Magnitude and significance of the contribution

As far as I can tell, the main contribution here is the application of BetaVAE-style modified variational inference to predict response patterns of calcium imaging data. None of the ideas are particularly new (nor does the paper claim they are), no specialized new insights or techniques were required to get the whole thing to work, and the quality of the results is likewise modest (I wonder if networks with a bit more capacity would perform better). The benefits of some sort of uncertainty quantification for models of calcium imaging may be of use to the neuroscientific community but, even though I love to see neuroscience work at ML conferences, I don't think there's enough here for ICLR.

Technical concerns

I am puzzled about a few technical choices that I think could have been done better, as well as the core claims.
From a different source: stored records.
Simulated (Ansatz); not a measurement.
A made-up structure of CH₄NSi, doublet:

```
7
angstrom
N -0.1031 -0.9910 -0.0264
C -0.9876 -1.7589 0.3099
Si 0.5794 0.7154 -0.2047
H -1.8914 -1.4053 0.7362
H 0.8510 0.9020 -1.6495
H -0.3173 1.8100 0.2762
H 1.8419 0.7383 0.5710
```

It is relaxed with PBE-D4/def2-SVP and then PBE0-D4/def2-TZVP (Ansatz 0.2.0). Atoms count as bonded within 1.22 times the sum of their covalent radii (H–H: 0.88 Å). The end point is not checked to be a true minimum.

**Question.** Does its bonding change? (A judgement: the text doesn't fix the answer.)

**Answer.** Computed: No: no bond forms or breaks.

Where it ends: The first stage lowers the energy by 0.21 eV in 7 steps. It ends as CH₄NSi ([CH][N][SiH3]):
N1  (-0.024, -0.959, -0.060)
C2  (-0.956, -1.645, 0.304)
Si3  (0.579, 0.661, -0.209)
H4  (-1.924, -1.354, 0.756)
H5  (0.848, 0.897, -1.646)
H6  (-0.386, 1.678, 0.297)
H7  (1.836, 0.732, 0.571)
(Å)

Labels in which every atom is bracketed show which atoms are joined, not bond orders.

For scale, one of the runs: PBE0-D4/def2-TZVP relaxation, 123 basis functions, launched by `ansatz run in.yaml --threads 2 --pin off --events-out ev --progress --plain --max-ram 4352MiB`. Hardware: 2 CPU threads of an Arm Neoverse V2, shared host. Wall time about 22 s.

Regarding the variational setup -- as far as I can tell, expressions 1-2 describe the conventional ELBO but expressions 3-7 is the BetaVAE ELBO setup (where by turning the problem into constrained minimization they get the beta to show up as a tunable Lagrangian multiplier). For $\beta=1$ , the setup is variational inference, but otherwise it's something a bit different (as I understand it), and the paper should make it clearer.
Regarding the discussion of regularization and sparsity in section 3.1, I am a bit confused. The paper discusses heavy-tailed priors here but reports a mixture of Gaussians prior in section 2.1. Further discussion in this section claims representations become more sparse as $\beta$ increases, which may be true for a sparsifying prior (e.g. spike & slab, Horseshoe, L1), but not for a Gaussian prior as used in the paper. Furthermore, typically sparsity is measured by something like the number of coefficients above zero (or some other threshold), and just because the mean approaches zero and variance shrinks does not imply that the parameters are actually sparse.
Regarding the predictive performance, I'm surprised the paper does not take advantage of posteriors and take its metrics in expectation over the posterior rather than the point estimate taken from the model (at least, if this is done, it is not stated anywhere). Not doing this seems like a big missed opportunity, and it would be a more principled way to take advantage of quantified uncertainty than measuring the correlation between MEI variance and response CC. Similarly it seems like some sort of proper scoring rule would help measure the quality of the probabilistic predictions.
Considering there's already an ensemble of models trained, I'm surprised that the paper doesn't take advantage of the ensemble for uncertainty quantification a la Lakshminarayanan et al. NeurIPS 2017.

问题

Most of my questions are about addressing the technical concerns and confusions above -- please clarify those to the extent possible. In addition, a few minor points:

I don't think the paper justifies very well its choice of using the L1+L2 model as a testbed to be driven by the other models' MEIs. Why this particular model?
Can you clarify and explain the claim regarding how matching a Gaussian posterior to a heavy-tailed prior would shrink posterior variance to zero? This does not seem obvious to me. This point is not critical if the paper doesn't actually use a heavy-tailed prior in its empirical work.

审稿意见

评分: 3置信度: 42023-11-09

This paper applies a “Bayesian system identification approach” to train models that predict mouse visual neural responses (calcium signals) to visual stimuli. The authors incorporate weight variability into the trained neural networks as a way to generate a distribution of outputs with interpretable uncertainty. The authors compare this to a baseline deterministic CNN network (which does not give a clear output of uncertainty), and to a network with Monte Carlo dropout. They find that both the weight variability and the network with Monte Carlo dropout explain the neural data better than the baseline network. They also derive Maximum Exciting Inputs for these models.

优点

The focus of the paper is topical for the neuroscience and machine learning audience. The idea of introducing some sort of variability in the modeling procedure as a way to approximate distributions is interesting, especially in the context of trying to model stochastic neural data.

缺点

Overall, this paper applies previous work on variational inference to a very specific case of MEIs (and does not introduce new theory, methods, etc). The presented results with the weight distribution also seem not to be much better than the model with dropout. To me, this seems a bit limited in scope for ICLR, especially given the specific weaknesses and questions highlighted below.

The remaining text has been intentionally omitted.